# A NOVEL APPROACH FOR FIR FILTER DESIGN USING DUAL-PORT MEMORY BASED MULTIPLIER 

P.Arudra ${ }^{1}$, N.V.Ratna Kishor.Gade ${ }^{2}$,K.Rameshchandra ${ }^{3}$, A.M.V.Pathi ${ }^{4}$<br>M.Tech, Swarnandhra College of Engg. and Technology, Seetharampuram, Andhra Pradesh, India ${ }^{1}$<br>Assistant Professor, Swarnandhra College of Engg. and Technology, Seetharampuram, Andhra Pradesh, India ${ }^{2}$<br>Assistant Professor, Vishnu Institute of Technology, Bhimavaram, Andhra Pradesh, India ${ }^{3}$<br>Assistant Professor, Vishnu Institute of Technology, Bhimavaram, Andhra Pradesh, India Andhra Pradesh, India ${ }^{4}$


#### Abstract

The objective of this project is to develop Finite Impulse Response (FIR) filter using new multiplier.The multiplier is based on dual port memory which stores all possible pre-computed product values corresponding to all possible values of input multiplicand. The configuration is expected to reduce memory size and logic gate count compared to Distributed Architecture processor. The processor finds application in digital communication, speech processing and other signal processing applications. The processor comprises of modules such as 4bit to 3bit address encoder, 3 to 8 line address decoder, control circuit, memory and barrel shift register. The design will be implemented using HDL.Simulation will be done to verify the functionality and synthesis using Xilinx Tools.

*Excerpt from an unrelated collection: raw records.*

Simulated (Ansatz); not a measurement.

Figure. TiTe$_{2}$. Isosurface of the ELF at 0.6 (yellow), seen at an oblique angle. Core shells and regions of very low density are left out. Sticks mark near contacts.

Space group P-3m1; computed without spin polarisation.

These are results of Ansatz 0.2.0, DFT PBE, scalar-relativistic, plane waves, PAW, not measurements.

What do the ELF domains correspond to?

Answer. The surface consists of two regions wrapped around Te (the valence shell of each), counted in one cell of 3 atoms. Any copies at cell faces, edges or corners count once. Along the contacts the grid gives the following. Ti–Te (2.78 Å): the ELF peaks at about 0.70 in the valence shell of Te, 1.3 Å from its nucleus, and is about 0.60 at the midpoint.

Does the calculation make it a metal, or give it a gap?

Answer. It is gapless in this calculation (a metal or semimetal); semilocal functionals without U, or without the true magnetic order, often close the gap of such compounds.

Index Terms- Finite Impulse Response (FIR) filter, LUT.

## I. INTRODUCTION

FINITE-IMPULSE response (FIR) digital filter is widely used as a basic tool in various signal processing and image processing applications. The order of an FIR filter primarily determines the width of the transition-band, such that the higher the filter order, the sharper is the transition between a pass-band and adjacent stop-band. Many applications in digital communication (channel equalization, frequency channelization), speech processing (adaptive noise cancelation), seismic signal processing (noise elimination), and several other areas of signal processing require filter output increases linearly with the filter order, real-time implementation of these filters of large orders is a challenging task. Several attempts have, therefore, been made and continued to develop low-complexity dedicated VLSI systems for these filters.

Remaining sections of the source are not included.